Pydap has a series of classes in the ``pydap.model`` module, representing the DAP data model.
The most fundamental data type is called ``BaseType``, and it represents a value or an array of values.
Here an example of creating one of these objects:

.. note:: Prior to Pydap 3.2, the name argument was optional for all date types. Since Pydap 3.2, it is mandatory.

.. doctest::

    >>> from pydap.model import *
    >>> import numpy as np
    >>> a = BaseType(
    ...         name='a',
    ...         data=np.array([1]),
    ...         attributes={'long_name': 'variable a'})
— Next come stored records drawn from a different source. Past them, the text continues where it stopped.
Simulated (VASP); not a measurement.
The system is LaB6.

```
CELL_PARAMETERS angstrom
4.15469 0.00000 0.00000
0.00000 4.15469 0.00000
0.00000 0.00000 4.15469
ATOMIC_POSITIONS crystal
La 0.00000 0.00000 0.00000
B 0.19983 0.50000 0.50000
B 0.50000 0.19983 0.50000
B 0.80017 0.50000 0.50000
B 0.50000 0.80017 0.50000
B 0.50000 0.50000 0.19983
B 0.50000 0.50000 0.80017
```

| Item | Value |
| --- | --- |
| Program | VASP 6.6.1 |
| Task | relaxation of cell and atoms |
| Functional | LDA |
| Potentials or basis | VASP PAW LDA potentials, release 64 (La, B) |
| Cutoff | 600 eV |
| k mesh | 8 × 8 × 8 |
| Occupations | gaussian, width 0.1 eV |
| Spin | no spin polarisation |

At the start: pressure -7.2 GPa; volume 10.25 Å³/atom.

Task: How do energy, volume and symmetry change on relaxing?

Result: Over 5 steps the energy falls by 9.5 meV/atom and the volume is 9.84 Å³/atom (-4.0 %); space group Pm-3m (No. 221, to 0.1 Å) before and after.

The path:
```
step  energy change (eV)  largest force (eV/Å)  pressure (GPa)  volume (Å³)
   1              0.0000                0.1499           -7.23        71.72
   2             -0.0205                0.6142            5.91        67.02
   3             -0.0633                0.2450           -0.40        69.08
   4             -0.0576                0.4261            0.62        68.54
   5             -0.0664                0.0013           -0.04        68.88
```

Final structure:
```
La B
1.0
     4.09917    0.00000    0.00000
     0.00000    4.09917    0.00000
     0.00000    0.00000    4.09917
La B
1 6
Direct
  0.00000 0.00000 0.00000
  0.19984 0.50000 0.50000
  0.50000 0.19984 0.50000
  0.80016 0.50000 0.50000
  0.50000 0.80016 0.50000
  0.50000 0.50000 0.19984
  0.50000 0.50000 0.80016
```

All Pydap types have five attributes in common. The first one is the ``name`` of the variable; in this case, our variable is called "a":

.. doctest::

    >>> a.name
    'a'

Note that there's a difference between the variable name (the local name ``a``) and its attribute ``name``; in this example they are equal, but we could reference our object using any other name:

.. doctest::

    >>> b = a  # b now points to a
    >>> b.name
    'a'

We can use special characters for the variable names; they will be quoted accordingly:

.. doctest::

    >>> c = BaseType(name='long & complicated')
    >>> c.name
    'long%20%26%20complicated'

The second attribute is called ``id``. In the examples we've seen so far, ``id`` and ``name`` are equal:

.. doctest::

    >>> a.name
    'a'
    >>> a.id
    'a'
    >>> c.name
    'long%20%26%20complicated'
    >>> c.id
    'long%20%26%20complicated'

This is because the ``id`` is used to show the position of the variable in a given dataset, and in these
examples the variables do not belong to any datasets. First let's store our variables in a container
object called ``StructureType``. A ``StructureType`` is a special type of ordered dictionary that holds other Pydap types:

.. doctest::

    >>> s = StructureType('s')
    >>> s['a'] = a
    >>> s['c'] = c
    Traceback (most recent call last):
        ...
    KeyError: 'Key "c" is different from variable name "long%20%26%20complicated"!'

Note that the variable name has to be used as its key on the ``StructureType``. This can be easily remedied:

.. doctest::

    >>> s[c.name] = c

There is a special derivative of the ``StructureType`` called ``DatasetType``, which represent the dataset.
The difference between the two is that there should be only one ``DatasetType``, but 
it may contain any number of ``StructureType`` objects, which can be deeply nested. Let's create our dataset object:

.. doctest::

    >>> dataset = DatasetType(name='example')
    >>> dataset['s'] = s
    >>> dataset.id
    'example'
    >>> dataset['s'].id
    's'
    >>> dataset['s']['a'].id
    's.a'

Note that for objects on the first level of the dataset, like ``s``, the id is identical to the name.
Deeper objects, like ``a`` which is stored in ``s``, have their id calculated by joining the names of the
variables with a period. One detail is that we can access variables stored in a structure using a "lazy" syntax like this:

.. doctest::

    >>> dataset.s.a.id
    's.a'

The third common attribute that variables share is called ``attributes``, which hold most of its metadata.
This attribute is a dictionary of keys and values, and the values themselves can also be dictionaries.
For our variable ``a`` we have:

.. doctest::

    >>> a.attributes
    {'long_name': 'variable a'}

These attributes can be accessed lazily directly from the variable:

.. doctest::

    >>> a.long_name
    'variable a'

But if you want to create a new attribute you'll have to insert it directly into ``attributes``:

.. doctest::

    >>> a.history = 'Created by me'
    >>> a.attributes
    {'long_name': 'variable a'}
    >>> a.attributes['history'] = 'Created by me'
    >>> sorted(a.attributes.items())
    [('history', 'Created by me'),
    ('long_name', 'variable a')]

It's always better to use the correct syntax instead of the lazy one when writing code.
Use the lazy syntax only when introspecting a dataset on the Python interpreter, to save a few keystrokes.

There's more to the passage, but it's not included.